ROME (Reuters) - The Italian economy will grow by a modest 1.0 percent this year, the Organisation for Economic Cooperation and Development said on Wednesday, marginally raising its previous forecast of 0.9 percent made in November.
The latest OECD projection for the euro zone’s third largest but most sluggish economy is in line with those of Italy’s government, the European Commission and the Bank of Italy.
All these bodies forecast Italian growth of 0.9 percent or 1.0 percent, roughly the same rate as it posted in 2016 and below the expected growth of all its peers in the 19 nation currency bloc.
The International Monetary Fund forecasts Italian growth of just 0.7 percent.
The Paris-based OECD said in a 150-page report on Italy that its economy would continue to grow at the same 1.0 percent pace in 2018. (file:///C:/Users/u8001279/Downloads/1017051e.pdf)
It forecast that Italy’s public debt, the second highest in the euro zone after Greece’s, would be broadly stable this year at 132.7 percent of gross domestic product, before beginning to decline in 2018.
Among many policy recommendations, the OECD called on Italy to boost investment while maintaining prudent fiscal policy, reduce poverty and make its education system and bureaucracy more efficient to raise chronically weak productivity.
“Prolonged weak growth and low productivity have eroded social inclusion, requiring renewed efforts to raise employment, especially of women and youth, reduce poverty, especially among youths and children, and improve skills,” it said.
It estimated that after years of declining productivity, Italy’s potential growth rate, meaning the cruise speed the economy can grow at without generating inflation, now stands at zero.
It said Italy’s budget deficit this year should come in at 2.3 percent of GDP, in line with the government’s target. However, Rome has agreed to further deficit cuts worth 0.2 percentage points to meet a request by the European Commission.

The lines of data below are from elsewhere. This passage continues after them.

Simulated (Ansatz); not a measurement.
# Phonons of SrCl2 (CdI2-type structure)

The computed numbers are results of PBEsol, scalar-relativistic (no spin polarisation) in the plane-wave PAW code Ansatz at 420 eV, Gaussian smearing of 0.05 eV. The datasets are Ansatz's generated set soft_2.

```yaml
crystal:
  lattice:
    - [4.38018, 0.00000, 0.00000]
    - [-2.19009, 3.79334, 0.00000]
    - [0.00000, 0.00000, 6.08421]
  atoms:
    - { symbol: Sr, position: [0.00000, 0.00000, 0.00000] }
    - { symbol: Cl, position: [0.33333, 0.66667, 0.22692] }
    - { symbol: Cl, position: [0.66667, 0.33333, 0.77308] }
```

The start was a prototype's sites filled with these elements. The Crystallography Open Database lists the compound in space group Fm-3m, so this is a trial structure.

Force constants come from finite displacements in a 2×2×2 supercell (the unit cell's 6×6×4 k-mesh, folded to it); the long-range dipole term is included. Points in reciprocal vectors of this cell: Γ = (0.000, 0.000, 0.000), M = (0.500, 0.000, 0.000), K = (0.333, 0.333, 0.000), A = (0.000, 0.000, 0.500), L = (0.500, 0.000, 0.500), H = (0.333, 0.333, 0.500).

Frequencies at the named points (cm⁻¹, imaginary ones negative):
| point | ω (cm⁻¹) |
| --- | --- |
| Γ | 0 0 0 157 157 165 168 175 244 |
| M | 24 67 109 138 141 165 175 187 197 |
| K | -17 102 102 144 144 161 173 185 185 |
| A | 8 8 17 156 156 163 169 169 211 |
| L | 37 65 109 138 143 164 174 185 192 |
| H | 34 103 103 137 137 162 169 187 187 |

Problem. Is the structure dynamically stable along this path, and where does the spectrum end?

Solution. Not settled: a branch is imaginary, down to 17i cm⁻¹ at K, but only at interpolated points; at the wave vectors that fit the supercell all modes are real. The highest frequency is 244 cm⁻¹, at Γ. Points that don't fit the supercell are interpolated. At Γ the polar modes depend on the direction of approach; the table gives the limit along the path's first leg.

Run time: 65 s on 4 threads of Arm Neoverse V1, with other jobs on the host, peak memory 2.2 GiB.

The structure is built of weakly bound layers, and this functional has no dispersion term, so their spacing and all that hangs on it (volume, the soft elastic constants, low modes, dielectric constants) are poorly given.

Italy’s fiscal stance is “broadly appropriate,” the OECD said, provided that available fiscal space is used to finance policies, such as public investments, leading to faster and more sustainable growth, rather than to fund everyday spending.
“Restoring public investment is a priority as since the start of the crisis it has dropped by more than 30 percent in nominal terms, to 2.2 percent of GDP, the lowest level in more than 25 years,” the report said.